DPS said:
Including the one that I listed, i.e.,
You'd get a CB, but you couldn't force a peace between the attacker and your vassal. You could soundly defeat the attacker, and get a 100% warscore on him, but if you made peace with him, he would still be at war with your vassall. This made it very difficult to actually protect your vassal if he wasn't in your alliance.
Just to be clear here, in general, I have no problem with vassals declaring war. I just think that the particular situation that I pointed our is quite unrealistic.
Yeah, including that one. Like I said, it's not an elegant way to handle it, and there's plenty of room for improvement, but it was reasonable.
If you have vassals you're not allied with, things get tricky and you lose a lot of the tools you had to support them. If it's a one-province vassal, it's often straightforward--let them annex, reconquer, release. Other situations get a lot tougher, if you want to protect the territorial integrity of a multi-province vassal.
But if it's that important, I wonder why I'm not allied--do I have five (or more) multi-province vassals? Have I joined another alliance for strategic reasons? Am I stuck in some older alliance that I don't want to leave, or haven't been able to ban other members from? These are situations which, in the real world, would be tricky, multi-lateral juggling acts that took skill or luck to handle, or involved the acceptance of trade-offs. Which is why, even though I don't think the mechanism is great, the effect is fine.
Incidentally I have, on some occasions, sat on an aggressor at 100% for three years so my vassal gets a white peace. Cursing at the AI for not concluding it sooner, of course
There should be some sort of diplomatic option that lets you make the other country quit attacking your vassal.
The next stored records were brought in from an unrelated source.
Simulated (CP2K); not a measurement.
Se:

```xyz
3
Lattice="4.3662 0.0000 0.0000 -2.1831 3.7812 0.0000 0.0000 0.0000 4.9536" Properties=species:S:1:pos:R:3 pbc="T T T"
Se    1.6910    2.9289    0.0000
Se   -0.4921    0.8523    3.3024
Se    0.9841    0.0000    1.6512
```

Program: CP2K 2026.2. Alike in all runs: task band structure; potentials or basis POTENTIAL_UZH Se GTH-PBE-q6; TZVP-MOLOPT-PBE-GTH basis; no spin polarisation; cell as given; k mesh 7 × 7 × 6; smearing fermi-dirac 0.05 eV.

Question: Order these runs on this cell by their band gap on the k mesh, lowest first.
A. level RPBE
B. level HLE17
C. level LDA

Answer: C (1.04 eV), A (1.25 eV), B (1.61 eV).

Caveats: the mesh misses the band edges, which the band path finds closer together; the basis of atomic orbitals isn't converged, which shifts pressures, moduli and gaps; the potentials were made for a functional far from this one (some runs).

Here, I agree 100%. In fact, I'd like to force an opponent to stop attacking any country, vassal or not--the way I play, I'm often concerned about keeping the French or Austrians out of Germany, which is a very realistic goal but almost impossible to simulate in EU2, even using the "guarantee indepence" option.
Better diplo options would help the game in all sorts of ways, if they could be balanced and the AI knew how to respond. Absent them, though, I don't want to see managing huge vassal-empires by proxy become neat and tidy, which seems to be the other solution.